Some readers might balk at the passage of my ability to “gladly take criticism.” I wish they could all be in the room when my friend Marianne calls me on my shit. She does it so succinctly that I can’t even respond. I just nod. Though the two of us have certainly engaged in plenty of (almost 30 years!) of critical banter.

Anyway, have fun today! Happy Mardi Gras!

 

Taking Advice

EDIT (I spaced on two important people!)

In my days — and weeks — of waiting and what felt like inaction, I’ve been pretty stressed out. I’ve been obsessing, as my previous post explained, because it’s all I’ve been able to do. I received quite a bit of unsolicited advice as a result of that post. I’ll admit, most of my life I’ve been quite the know-it-all. Even in circumstances where I know less than I should. But in this situation I have seriously stepped outside myself. I’ve evaluated my flaws, one of which is not being comfortable asking for assistance, which leads to that know-it-all-ism. And I’ve overcome it. I have been soliciting advice from everyone I meet and the vast number of people I know who are experienced in this business. I have been humbly admitting all the things I know nothing about and seeking those who know everything.

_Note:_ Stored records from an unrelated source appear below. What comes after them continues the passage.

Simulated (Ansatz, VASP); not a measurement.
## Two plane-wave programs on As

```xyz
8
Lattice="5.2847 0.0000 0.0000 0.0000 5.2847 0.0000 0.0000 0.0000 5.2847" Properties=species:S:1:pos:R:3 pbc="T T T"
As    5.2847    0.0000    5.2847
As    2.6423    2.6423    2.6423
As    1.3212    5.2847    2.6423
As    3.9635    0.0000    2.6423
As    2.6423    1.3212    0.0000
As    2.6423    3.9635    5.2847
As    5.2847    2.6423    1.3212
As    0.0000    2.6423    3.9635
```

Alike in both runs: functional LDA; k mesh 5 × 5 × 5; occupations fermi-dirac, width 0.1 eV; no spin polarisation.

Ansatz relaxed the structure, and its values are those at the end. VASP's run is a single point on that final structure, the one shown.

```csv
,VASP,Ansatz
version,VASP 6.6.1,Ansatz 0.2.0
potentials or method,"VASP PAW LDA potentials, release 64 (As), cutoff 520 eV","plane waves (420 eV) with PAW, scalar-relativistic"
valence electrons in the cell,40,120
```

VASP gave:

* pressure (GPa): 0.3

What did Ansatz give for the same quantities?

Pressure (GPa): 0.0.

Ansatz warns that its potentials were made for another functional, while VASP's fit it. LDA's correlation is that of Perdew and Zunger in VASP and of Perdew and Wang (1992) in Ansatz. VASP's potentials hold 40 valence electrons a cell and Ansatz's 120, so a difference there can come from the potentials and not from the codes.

This process began in earnest last March when a friend told me about a place that was secretly for sale. I wound up asking Molly if she’d sell me one of her two bars, since, although I was tempted by the secret space, my dream has always been to own a dive bar. Molly wasn’t ready to sell but she did express interest in helping me with whatever other space I wound up with. The machinations that took place before I eventually left for the desert were a little nuts; I may eventually post about them because they influenced where I am today. Molly is a neighborhood fixture and her bars are among my (few) favorites. I hope she’ll continue to be an advisor and supporter.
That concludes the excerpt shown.